Some of the most successful deals are those you don’t do

EVAN WILLIAMS is the co-founder of Blogger, Twitter, and Medium. In January 1999, Evan co-founded Pyra Labs, which created the blog-publishing service Blogger (and coined the term “blogger”), which was acquired by Google in early 2003. He then co-founded Odeo and Obvious Corporation, which gave birth to Twitter in 2006. Evan was Twitter’s co-founder and lead investor, and is its former CEO. He is currently CEO of Medium, the online publishing platform. Evan grew up on a farm in Clarks, Nebraska.

How has a failure, or apparent failure, set you up for later success? Do you have a “favorite failure” of yours?
At Blogger, it was after the dot-bust, and we were out of money (like lots of others) and looking around for a soft landing. We had a meager acquisition offer from another private company for all stock. I wasn’t excited about it, but my team wanted to do it (understandably, as it meant they still had jobs and, in theory, we could continue working on our product). I would have acquiesced, but we failed to close the deal, because their board didn’t approve it. I did have to lay off the team, but we scraped by and two years later sold Blogger to Google. The other potential acquirer went out of business. From then on, I realized that some of the most successful deals are those you don’t do.

In the last five years, what new belief, behavior, or habit has most improved your life?
Mindfulness meditation, which I started doing regularly about five years ago, has changed my life more than any other behavior. I feel like it rewired my brain (probably because it did). At first, I felt the effects very powerfully. After a few years, it feels less dramatic but necessary. If I go more than a couple days without sitting, I feel off. Wish I had started many years before.
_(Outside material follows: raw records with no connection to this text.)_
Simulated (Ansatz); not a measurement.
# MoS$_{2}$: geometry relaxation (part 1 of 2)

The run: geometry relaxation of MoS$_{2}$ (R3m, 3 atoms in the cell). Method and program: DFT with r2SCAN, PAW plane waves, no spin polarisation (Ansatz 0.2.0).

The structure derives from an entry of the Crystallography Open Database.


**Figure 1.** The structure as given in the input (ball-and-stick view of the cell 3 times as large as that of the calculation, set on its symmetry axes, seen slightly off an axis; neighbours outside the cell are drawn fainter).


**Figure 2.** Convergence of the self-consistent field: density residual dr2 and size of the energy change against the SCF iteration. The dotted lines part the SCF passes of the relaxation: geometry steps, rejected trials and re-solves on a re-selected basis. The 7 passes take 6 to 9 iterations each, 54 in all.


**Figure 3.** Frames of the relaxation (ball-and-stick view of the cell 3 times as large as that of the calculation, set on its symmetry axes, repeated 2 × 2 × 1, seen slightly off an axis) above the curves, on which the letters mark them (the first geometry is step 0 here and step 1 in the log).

What advice would you give to a smart, driven college student about to enter the “real world”?
Be in a hurry to learn, not in a hurry to get validation. In a team environment, you will make a much better impression if it seems like you’re not at all worried about yourself. It’s okay to actually be worried about yourself—everyone is— just don’t seem like it. If you resist asking for too much, you will often get more.